Idoru, William
Gibson’s 1997 middle entry into the Bridge
trilogy, takes the baton of Virtual Light’s
conclusion and runs with it. Celebrity
worship, pop culture, media influence, and the futuristic tangents advanced
technology offers these take-it-or-leave-it facets of modern existence are the
centerpiece. Less standard noir than Virtual Light, Idoru expands the themes into an imaginative, singular story that
develops the series positively.
Like Virtual Light, Idoru features a young
woman and man as main characters. Chia
MacKenzie is a fourteen year old member of the Seattle chapter of the Lo/Rez
fan club who has been asked to go to Tokyo to investigate whether the lead
singer of the world-famous band will actually marry the virtual pop star Rei
Toei, as rumor has it. Living and breathing
the band like millions of other fans around the world, Chia’s reluctance to
take up her club’s commission is surpassed by her devotion to Rez, the lead
singer, and she soon after finds herself on a plane to the earthquake
re-building city. Colin Laney was an
orphan who spent time in an experimental school being administered drugs for
research purposes. Emerging with the
ability to see through masses of data to their underlying patterns, he took his
unique talent to a paparazzi corp and was put to work digging up the secrets of
celebrities. When a scandal broke out,
Laney found that Southern California was no longer friendly ground and Japan is
a place to escape the legal and personal troubles his life has brought, and it
is to the island nation he heads in the opening pages. With the otherworld-ness, cult fetishes, and
streamlined, materialist mindset of post-modern Tokyo buoying them along, Chia
and Laney find their orbits intersecting in ways that only a console savvy, pop
culture saturated, all-too-plausible vision of our future can offer.
Relaxing from the razor sharp prose of Virtual Light, Idoru is a looser, more flexible read. It remains vintage Gibson, but with the edge
slightly dulled in favor of smoothness and flow. Noir shadows remain, but given the
neon-exotic setting and the anything-but-standard storyline, the choice is apt,
making Idoru similar in depth but
different in presentation to Virtual Light—both
quality in their own rights.
And to what depth is the overall content
of the series taken in Idoru? Working off the bold conclusion of Virtual Light, Gibson moves
celebrity-ism, the mass-market influence of pop culture, and the corrupt power
of money and media deeper into the spotlight.
The premise being a pop star who wants to marry another star—a virtual
one, Gibson challenges the reader from the get-go. On one side a view into Rez’s life and his
retinue, and on the other a view into the attachment and pure fanaticism of
some of his groupies, he exposes not only deep-rooted human exigencies, but an
emptiness spreading from the core of the current socio-economic entertainment
paradigm. Gibson forever the painter of
futuristic possibilities with morals displayed so openly only the discerning
are aware, the implications are enough to move the strongest liberal.
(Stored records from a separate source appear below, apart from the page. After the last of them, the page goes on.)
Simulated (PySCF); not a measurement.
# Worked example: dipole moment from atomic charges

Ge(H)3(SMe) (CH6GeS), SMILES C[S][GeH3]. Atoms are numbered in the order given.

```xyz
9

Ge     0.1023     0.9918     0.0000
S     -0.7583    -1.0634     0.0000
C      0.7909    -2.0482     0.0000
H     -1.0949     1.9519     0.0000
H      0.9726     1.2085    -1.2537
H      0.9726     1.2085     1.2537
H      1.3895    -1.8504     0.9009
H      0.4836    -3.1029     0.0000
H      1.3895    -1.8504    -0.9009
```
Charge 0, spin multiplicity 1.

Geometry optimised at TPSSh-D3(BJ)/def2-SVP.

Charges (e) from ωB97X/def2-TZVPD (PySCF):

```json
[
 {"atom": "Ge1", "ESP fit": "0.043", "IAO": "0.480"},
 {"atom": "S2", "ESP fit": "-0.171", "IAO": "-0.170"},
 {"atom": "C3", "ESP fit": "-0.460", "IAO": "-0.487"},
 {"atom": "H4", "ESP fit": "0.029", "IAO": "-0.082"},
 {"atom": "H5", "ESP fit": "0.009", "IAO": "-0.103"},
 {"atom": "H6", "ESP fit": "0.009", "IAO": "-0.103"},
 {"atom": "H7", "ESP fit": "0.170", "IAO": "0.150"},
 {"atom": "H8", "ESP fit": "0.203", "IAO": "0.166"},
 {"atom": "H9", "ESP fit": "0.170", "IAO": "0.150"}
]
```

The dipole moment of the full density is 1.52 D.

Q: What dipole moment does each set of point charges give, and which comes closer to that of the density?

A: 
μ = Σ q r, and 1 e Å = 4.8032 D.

“Bridge” a point of symbolism presented
with more than one facet in the eponymous series, Gibson’s choice to take the
trilogy to Tokyo gives the reader something to ponder. American and Japanese cultures forming
ever-stronger links (technology and pop culture among them), the Pacific
manifests itself as the facet du jour
in Idoru. The latest tech, money, information, and
media influence the ingredients of the connection, readers must wait for All Tomorrow’s Parties to see the final
railroad spike driven home between the two.
Suffice to say, while Virtual Light set the groundwork for one stanchion, Idoru sets the other, the East and West interwoven in ways no
single human can modulate or prevent.
In the end, Idoru is more delicious socio/techno/media futurology from
Gibson. A storyline both engaging and
profound, the author continues in all-too-believable fashion to extrapolate
upon our world in a near future that is as breath-taking as it is worrisome. Technology an entity beyond the control of
humanity, the media influences, celebrity worship, and pop culture examined in
the novel is fascinating, and take the series to the next level. Storyline engaging from page one, the three
years that pass between Gibson’s books are well worth the wait.